An iPod was incredibly simple and spartan. It never offered all the features (top of the line, modern iPods still don’t allow you to manage music directly and have no removable media, for exemple), it was compact, it was sleek and looked like a luxury product. Even the box it came in, was a pleasure to open and you felt like you should keep it on display.

People wanted to have an iPod and when they did, they loved it. It worked all the time, it was dead easy to learn how to use, you did not have to RTFM and it had character with its Stormtrooper-white casing.

This is why I think design, not technology, is central to Apple. The technology is really important to the product development and to make sure it’s high quality, stable, innovative and reliable but it matters almost nothing to the user. To the user, the important thing is the experience: you take something out of a box, which looks great, feels like it belongs in your hand and works when you turn it on.

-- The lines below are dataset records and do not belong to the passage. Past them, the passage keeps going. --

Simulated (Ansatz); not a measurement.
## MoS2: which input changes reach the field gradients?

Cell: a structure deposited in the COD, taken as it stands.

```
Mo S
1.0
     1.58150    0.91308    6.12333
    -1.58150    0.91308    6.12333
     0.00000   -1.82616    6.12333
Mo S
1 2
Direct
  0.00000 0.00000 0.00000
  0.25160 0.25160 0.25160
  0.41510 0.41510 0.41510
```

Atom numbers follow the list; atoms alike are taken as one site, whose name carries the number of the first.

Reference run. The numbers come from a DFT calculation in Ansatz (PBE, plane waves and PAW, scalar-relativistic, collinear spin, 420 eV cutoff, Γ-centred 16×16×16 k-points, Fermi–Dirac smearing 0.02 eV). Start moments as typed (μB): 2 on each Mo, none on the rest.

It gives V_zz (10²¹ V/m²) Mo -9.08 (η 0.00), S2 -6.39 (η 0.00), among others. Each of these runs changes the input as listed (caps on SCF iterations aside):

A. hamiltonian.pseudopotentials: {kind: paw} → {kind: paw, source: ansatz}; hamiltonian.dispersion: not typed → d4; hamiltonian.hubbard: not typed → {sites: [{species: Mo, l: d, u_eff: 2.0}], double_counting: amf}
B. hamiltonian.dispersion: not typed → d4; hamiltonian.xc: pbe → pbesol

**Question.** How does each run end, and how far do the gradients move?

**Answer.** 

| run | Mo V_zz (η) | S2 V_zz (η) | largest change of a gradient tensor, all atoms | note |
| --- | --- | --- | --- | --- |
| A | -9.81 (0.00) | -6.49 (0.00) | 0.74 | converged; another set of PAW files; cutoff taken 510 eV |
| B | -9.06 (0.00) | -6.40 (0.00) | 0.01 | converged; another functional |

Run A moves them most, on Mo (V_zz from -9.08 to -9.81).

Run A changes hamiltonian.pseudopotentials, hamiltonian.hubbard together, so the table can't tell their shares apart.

This is why most iPhone users don’t care or won’t know what processor speed or how much RAM is in their phones, this is why most of them will shrug when someone points out that some other phone’s camera has a lot more megapixels and just say “yeah, but I prefer my iPhone”. People are in love with the experience of the iPhone, the iPad, the iPod… not the specs.

This is Steve’s most important legacy: make products you want to use. Products that do things you’ll want to do. Products that look beautiful and feel great in your hands and are easy to use. Focus on the people, not the technology.

Don’t start from the hardware, don’t pile up the features. Start with you: what do you want? What do the people around you want, or might like? It’s not the “we have this, what do we do with it” mentality, it’s the “I want to accomplish this, how do I go about getting it?” mentality. It’s design.

In 1997, Apple launched its “Think Different” campaign. In my recent post about understanding design in day to day work, I mentioned this slogan. It’s interesting my immediate following post would mention it again. But I mention it once more for the same reason, because I want to reiterate: Goodbye and farewell, Steve Jobs, one of the greatest designers of our time, I leave you with the full text of the “Think Different” campaign posters:

“Here’s to the crazy ones. The misfits. The rebels. The troublemakers. The round pegs in the square holes.

The ones who see things differently.

They’re not fond of rules. And they have no respect for the status quo. You can quote them, disagree with them, glorify or vilify them.

About the only thing you can’t do is ignore them. Because they change things. They invent. They imagine. They heal. They explore. They create. They inspire. They push the human race forward.

Maybe they have to be crazy.

How else can you stare at an empty canvas and see a work of art? Or sit in silence and hear a song that’s never been written? Or gaze at a red planet and see a laboratory on wheels?

We make tools for these kinds of people.

While some see them as the crazy ones, we see genius.

Because the people who are crazy enough to think they can change the world, are the ones who do.”